Lawrence's population has nearly doubled in the past 20 years. New neighborhoods have sprung up along the western fringes of the city, expanding the tax base and fueling the city's 1990s economic boom.
But when Ed Tato looks out on those neighborhoods, he sees high-end houses filled with high-income people. People with lower incomes have been forced by skyrocketing land values to settle near the city core.
"When you start to geographically segregate people, I think it makes running the city a little more difficult," said Tato, the chairman of the city's Housing Trust Fund.
The fund's board first met in 2001 and has funded six projects aimed at expanding the city's affordable housing base. The fund's original endowment was $500,000. Tato said that was not enough to make a dent in the city's shortage of low- and medium-income housing.
"If we're going to make an impact," Tato said, "we're going to need to find the mechanism to have the funds to do that."

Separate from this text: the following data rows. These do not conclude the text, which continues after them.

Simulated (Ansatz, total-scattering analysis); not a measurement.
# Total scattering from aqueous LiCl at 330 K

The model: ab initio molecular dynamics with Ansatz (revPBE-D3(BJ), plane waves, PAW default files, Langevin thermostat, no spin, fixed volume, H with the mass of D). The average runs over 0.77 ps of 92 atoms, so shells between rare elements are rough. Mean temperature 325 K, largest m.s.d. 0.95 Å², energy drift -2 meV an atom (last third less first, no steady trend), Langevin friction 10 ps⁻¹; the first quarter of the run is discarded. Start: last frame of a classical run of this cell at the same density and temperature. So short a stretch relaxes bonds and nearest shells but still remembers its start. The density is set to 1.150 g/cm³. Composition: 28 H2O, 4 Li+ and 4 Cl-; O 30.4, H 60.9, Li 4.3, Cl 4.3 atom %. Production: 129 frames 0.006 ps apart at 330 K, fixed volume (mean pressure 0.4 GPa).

The fund's board gave city commissioners four alternatives during a joint meeting Wednesday:
- increasing property taxes;
- increasing and reallocating development impact fees;
- redirecting funds from building permits; or
- raising real estate transfer fees to provide the "steady stream of revenue" the board said the fund needed to stay in business.
But all four options pose problems.
Assistant City Manager Dave Corliss said money gained from building permit and impact fees carried strict guidelines for use.
"You'd have a very significant problem doing that," Corliss said, referring to the reallocation of funds.
Impact fees can only be used for projects directly related to the fees' original purpose, he said. For example, a wastewater impact fee can only be used for wastewater improvements. And the courts have yet to decide a reasonable use for building permit fees. Homebuilders say the fees can only be used to run administrative offices responsible for issuing the permits.
"I think it would really depend on the advocacy and the argument," Corliss said.
Increasing mortgage fees is even more complicated. Those fees are collected and allocated by state and county government. Altering the way such funds are distributed would probably require a bill being passed in the Kansas Legislature, Corliss said.
"It's something we could talk to our delegation about," he said. "Now's the time to do it."
Another property tax increase after 2004's double-digit increase is probably a political nonstarter. Still, commissioners said they were hopeful some solution could be found to provide the necessary funds.
"There has to be some sort of message from the community saying these are things about which we feel strongly and we need to address," Commissioner Sue Hack said.